Blendkit2012 week 5: big picture thinking

The final week of Blendkit2012 is upon us, and this week’s focus is on “quality assurance” related to the blended course. In other words, what strategies can I use to make sure my blended course is as effective as it can be? Who can I ask for feedback and when? These are the kinds of questions the reading pondered, and they are questions that apply to any kind of teaching in any modality. With a blended course, of course, the addition of technological concerns and online instruction adds another layer to the concerns instructors have in face-to-face settings. With all that in mind, here are some of my musings for the week.

“Good” is the worst word in the English language

When I discuss peer response and offering feedback to classmates in my composition courses, I often start with the sentence above. “Good” and “bad” are so overused to describe so many different things, they have become empty expressions. When it comes to providing feedback, you can start with the idea of “good” and “bad,” but the focus has to be on describing why you, as the person providing feedback, feel that something is good or bad. In other words, useful feedback focuses on why the responder feels the way he or she does, rather than labeling something as good or bad, positive or negative. The “Blended Course Quality” section of the reading resonated with me for these reasons.

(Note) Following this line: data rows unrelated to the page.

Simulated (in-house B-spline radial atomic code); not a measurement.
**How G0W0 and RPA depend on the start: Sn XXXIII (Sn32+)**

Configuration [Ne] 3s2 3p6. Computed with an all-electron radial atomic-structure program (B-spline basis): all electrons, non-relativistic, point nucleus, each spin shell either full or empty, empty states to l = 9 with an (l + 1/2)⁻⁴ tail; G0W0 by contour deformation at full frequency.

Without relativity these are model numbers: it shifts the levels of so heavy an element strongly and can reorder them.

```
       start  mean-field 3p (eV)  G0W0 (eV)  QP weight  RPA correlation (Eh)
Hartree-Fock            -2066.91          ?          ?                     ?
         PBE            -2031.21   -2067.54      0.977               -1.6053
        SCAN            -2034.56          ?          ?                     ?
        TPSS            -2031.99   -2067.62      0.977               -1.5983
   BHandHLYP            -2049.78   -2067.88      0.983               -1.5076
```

It’s all about the rhetoric

I know I’ve brought up rhetoric and rhetorical choices in other Blendkit-related posts (I’m a rhetorician; it’s what I do), but the discussion of course standards in this week’s reading really struck me. The reading discusses the benefits and drawbacks of using checklists/rubrics/etc. to assess whether a course is “good” or “bad.” While it’s important to strive for quality, trying to impose the same set of standards to courses (and instructors) across disciplines and/or campuses is an impossible (and unreasonable) task. As the reading points out, having a core set of standards can help individual instructors recognize what they’re doing well and what they could improve in their courses, but standards can sometimes be used blindly to the point of becoming unforgiving, uncompromising measures. In reality, just like everything else, course assessment must be rhetorical–you have to consider how you position yourself as instructor, who your audience(s) is/are for the results of your assessment(s), and what your purposes/goals are for collecting assessment data. It’s the rhetorical triangle at play. What’s more, there needs to be a certain flexibility, in rhetorical terms what we call kairos–assessment tools cannot become so rigid as to lead to impossible standards, nor can they be ignored. Instead, we must constantly adjust our standards based on the needs of students, the needs of our departments, the needs of our institutions, and the needs of ourselves as instructors. Much like the actual teaching of the course, the assessment of a course’s success is an ongoing conversation–a dialogue rather than a mandate.